20 September 2015 - 7 Tishri 5776 - ז' תשרי ה' אלפים תשע"ו
JTA NEWS :
Israel Museum displays Gabriel Revelation Stone E-mail

Considered the most important archaeological artifact to come to light in the region since the discovery of the Dead Sea Scrolls, the Gabriel Revelation Stone is on public view for the first time in Israel as the centerpiece of a new focused exhibition at the Israel Museum, Jerusalem that opened in May 2013.

The inscribed first-century BCE tablet, discovered in 2007 on the eastern shore of the Dead Sea, sheds light on the spiritual life of the Second Temple Period.

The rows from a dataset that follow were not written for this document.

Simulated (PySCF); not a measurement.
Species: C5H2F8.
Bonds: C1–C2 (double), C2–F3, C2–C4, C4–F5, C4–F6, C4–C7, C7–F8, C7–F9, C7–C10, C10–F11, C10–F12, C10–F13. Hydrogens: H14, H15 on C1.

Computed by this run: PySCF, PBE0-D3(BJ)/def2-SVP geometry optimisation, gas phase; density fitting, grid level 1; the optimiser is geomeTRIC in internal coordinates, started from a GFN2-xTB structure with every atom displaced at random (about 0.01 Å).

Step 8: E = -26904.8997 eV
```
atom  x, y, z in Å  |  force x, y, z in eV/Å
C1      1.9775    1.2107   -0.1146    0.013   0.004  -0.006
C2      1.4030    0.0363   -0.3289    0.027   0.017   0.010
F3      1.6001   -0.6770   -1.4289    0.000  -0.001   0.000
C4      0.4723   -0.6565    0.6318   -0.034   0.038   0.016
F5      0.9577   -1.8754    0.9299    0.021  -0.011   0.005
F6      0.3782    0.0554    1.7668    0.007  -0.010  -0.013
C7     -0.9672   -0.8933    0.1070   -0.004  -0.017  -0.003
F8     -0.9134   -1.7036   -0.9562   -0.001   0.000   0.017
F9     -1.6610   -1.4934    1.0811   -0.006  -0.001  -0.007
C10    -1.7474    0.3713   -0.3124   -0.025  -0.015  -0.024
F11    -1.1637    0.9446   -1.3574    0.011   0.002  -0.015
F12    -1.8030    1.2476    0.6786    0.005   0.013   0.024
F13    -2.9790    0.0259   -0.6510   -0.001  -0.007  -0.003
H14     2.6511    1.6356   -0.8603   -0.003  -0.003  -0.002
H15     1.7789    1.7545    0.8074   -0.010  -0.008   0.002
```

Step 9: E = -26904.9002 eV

The exhibition entitled: ‘I Am Gabriel’ will contextualize and further illuminate the stone’s inscriptions with a number of ancient, rare manuscripts including a fragment of the Dead Sea Scrolls and the 13thcentury Damascus Codex tracing the development of the figure of the Angel Gabriel across the early years of rabbinic Judaism, Christianity, and Islam.

On view through to February 11, 2014, ‘I Am Gabriel’ complements the ongoing large-scale exhibition Herod the Great, which explores other aspects of the period.

The Gabriel Revelation inscription reflects the messianic atmosphere, anxiety over the fate of Jerusalem, and the new role of angels as intermediaries that characterised the spiritual orientation of Jews in the Second Temple Period.

Inscribed in ink on stone, a rare find in itself, the Hebrew text is written in the first person, the narrator identifying himself as the angel Gabriel.

The inscription comprises a series of dialogues; in the main dialogue the speaker identifies himself three times in the firstperson: “I am Gabriel.” Gabriel converses with a human figure – a visionary or prophet – to whom he, Gabriel, is apparently communicating a vision.